Thunderbirds (1964-1966), Joe 90 (1968-1969), The Secret Service (1969-1969)
Producer/director Gerry Anderson created several shows in the sixties in which the characters work for secret international organizations, of which Thunderbirds is the most enduring. These series often contain elaborate sets, an extensive cast and an impressive array of vehicles. What is unique about these productions is that they feature lifelike puppets using a technique developed by Anderson known as supermarionation. With each subsequent series, the appearance and motions of the puppets become more realistic – making them much creepier and more likely to cause nightmares. Matt Stone and Trey Parker of South Park fame pay homage to Anderson’s supermarionation in the 2004 film Team America: World Police.
Get Smart (1965-1970)
From the opening credits that parody the Man from U.N.C.L.E., the Mel Brooks comedy Get Smart sets out to spoof all clichés of the spy genre. Instead of a suave agent who uses ingenious gadgets to foil adversaries, Don Adams stars as inept spy Maxwell Smart who uses items such as the clumsy “shoe phone” to bumble through missions only to find success through blind luck or the help of a more competent ally. The show is also notable for spawning a number of catch phrases such as “Would you believe…?” “Missed it by that much!” and “Sorry about that, Chief!”
The Saint (1963-1969)
The character of Simon Templer, a.k.a. the Saint, was created by author Leslie Charteris in 1928 and had appeared in books, radio shows, comics and films before Roger Moore came to portray him on television. Handsome and debonair, the Saint is a rakish rogue for hire who if often secretly employed by authorities who need help with a bit of international intrigue. Each episode begins with a cold open action scene at which point Templer is introduced and a halo forms above his head, followed by a credit sequence with his trademark saintly stick-figure. According to Bond lore, Ian Fleming had to settle for Sean Connery to bring 007 to the big screen when his first choice of Moore was unavailable due to his commitment to The Saint. Moore would of course takeover the role of Bond ten years later.
I Spy (1965-1968)
I Spy was a groundbreaking show featuring Robert Culp and Bill Cosby as spies posing as a tennis pro and coach. When the show debuted in 1965, African-American actors were largely limited to appearances on variety and comedy shows. Producers took a chance by making Cosby, then already a popular stand-up comedian, the first African-American lead in an action series. Culp and Cosby tried to revive the clever tongue-in-cheek show in 1994, but were unable to recapture public interest. A 2002 big screen version starring Owen Wilson and Eddie Murphy opened to reviews that dismissed it as an “unnecessary and ill-conceived TV-to-movie spin-off.”
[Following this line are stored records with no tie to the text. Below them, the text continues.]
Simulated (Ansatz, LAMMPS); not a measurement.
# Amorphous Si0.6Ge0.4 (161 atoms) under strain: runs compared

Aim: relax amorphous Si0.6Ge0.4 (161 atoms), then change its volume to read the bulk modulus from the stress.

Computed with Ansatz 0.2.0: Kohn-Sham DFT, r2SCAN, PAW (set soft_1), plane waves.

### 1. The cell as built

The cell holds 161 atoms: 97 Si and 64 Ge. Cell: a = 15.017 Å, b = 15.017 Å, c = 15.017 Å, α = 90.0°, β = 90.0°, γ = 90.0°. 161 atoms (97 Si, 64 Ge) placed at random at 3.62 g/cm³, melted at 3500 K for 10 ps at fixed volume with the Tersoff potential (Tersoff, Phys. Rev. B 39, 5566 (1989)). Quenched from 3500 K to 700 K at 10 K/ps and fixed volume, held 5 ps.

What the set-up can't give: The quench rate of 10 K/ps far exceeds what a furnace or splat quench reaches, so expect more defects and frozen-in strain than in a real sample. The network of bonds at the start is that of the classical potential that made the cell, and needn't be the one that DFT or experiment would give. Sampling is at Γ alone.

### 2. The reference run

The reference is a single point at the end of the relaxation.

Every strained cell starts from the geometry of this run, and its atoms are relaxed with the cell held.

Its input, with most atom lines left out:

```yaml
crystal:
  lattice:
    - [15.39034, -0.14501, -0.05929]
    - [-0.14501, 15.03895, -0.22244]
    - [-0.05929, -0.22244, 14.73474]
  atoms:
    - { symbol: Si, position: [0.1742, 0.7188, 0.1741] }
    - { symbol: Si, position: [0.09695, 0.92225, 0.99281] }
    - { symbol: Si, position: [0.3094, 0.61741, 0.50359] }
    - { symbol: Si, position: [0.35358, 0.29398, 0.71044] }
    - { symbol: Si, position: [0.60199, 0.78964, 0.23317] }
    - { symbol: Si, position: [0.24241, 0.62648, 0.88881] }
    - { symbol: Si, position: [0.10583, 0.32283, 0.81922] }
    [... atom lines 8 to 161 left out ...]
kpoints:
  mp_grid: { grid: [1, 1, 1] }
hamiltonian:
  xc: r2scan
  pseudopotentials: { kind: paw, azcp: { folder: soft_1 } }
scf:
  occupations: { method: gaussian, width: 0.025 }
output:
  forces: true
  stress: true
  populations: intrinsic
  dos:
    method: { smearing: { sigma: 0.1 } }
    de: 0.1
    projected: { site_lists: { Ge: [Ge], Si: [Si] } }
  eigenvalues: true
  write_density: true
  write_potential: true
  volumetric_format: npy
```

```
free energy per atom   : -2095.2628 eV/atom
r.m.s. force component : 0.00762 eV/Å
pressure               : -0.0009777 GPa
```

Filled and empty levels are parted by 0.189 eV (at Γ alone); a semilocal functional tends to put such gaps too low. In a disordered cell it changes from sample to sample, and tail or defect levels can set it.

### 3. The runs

The Wild Wild West (1965-1969)
After being served a steady diet of Westerns such as Gunsmoke, Wagon Train and Have Gun – Will Travel since the fifties, U.S. television audience were increasingly developing a taste for something new, particularly the spy thrillers that were coming into vogue after the release of Dr. No in 1962. The Wild Wild West helped wean the public off the usual fare by placing Fleming-esque secret gadgets, femme fatales, and pithy one-liners in an 1870s setting. Jim West and Artemus Gordon find plenty of adventure as two agents tasked with sparing the U.S. and President Grant from scheming but undeniably colorful villains. Although panned by critics, a big budget 1999 movie version starring Will Smith that highlighted the “steampunk” aspects of the show was successful.
The Prisoner (1967-1968)
Patrick McGoohan is a secret agent who resigns from service but is then drugged and whisked away to “The Village.” There he is assigned the name Number Six and constantly interrogated as to why he quit. “The Village” seems to be a quaint seaside town, but is an inescapable prison patrolled by balloon-like drones that can track and absorb anyone who tries to leave. Throughout the run of the series, Number Six alternates between trying to escape, foiling the mind games of his captors and discovering the identity of Number One. The climatic final episode reveals… well, no one really knows for sure. The meaning of the bizarre conclusion is still a hotly debated topic among fans of the show. Along with The Avengers, The Prisoner provides a lot to the source material parodied by Mike Meyers in the Austin Powers films.
It Takes a Thief (1968-1970)
Robert Wagner is Alexander Mundy, a professional burglar with exquisite tastes and a yen for luxury. Sentenced to jail for his illicit activities, he receives a break when a covert U.S. spy agency recognizes that he has some useful skills. The agency will allow him get him out of prison if he works for them by stealing as needed. The agency then sponsors Mundy as he jets about the world and enjoys the life of an international playboy while completing his missions. His father (played by Fred Astaire) is also an accomplished thief, so they occasionally team up to negotiate better deals from the agency for their assignments.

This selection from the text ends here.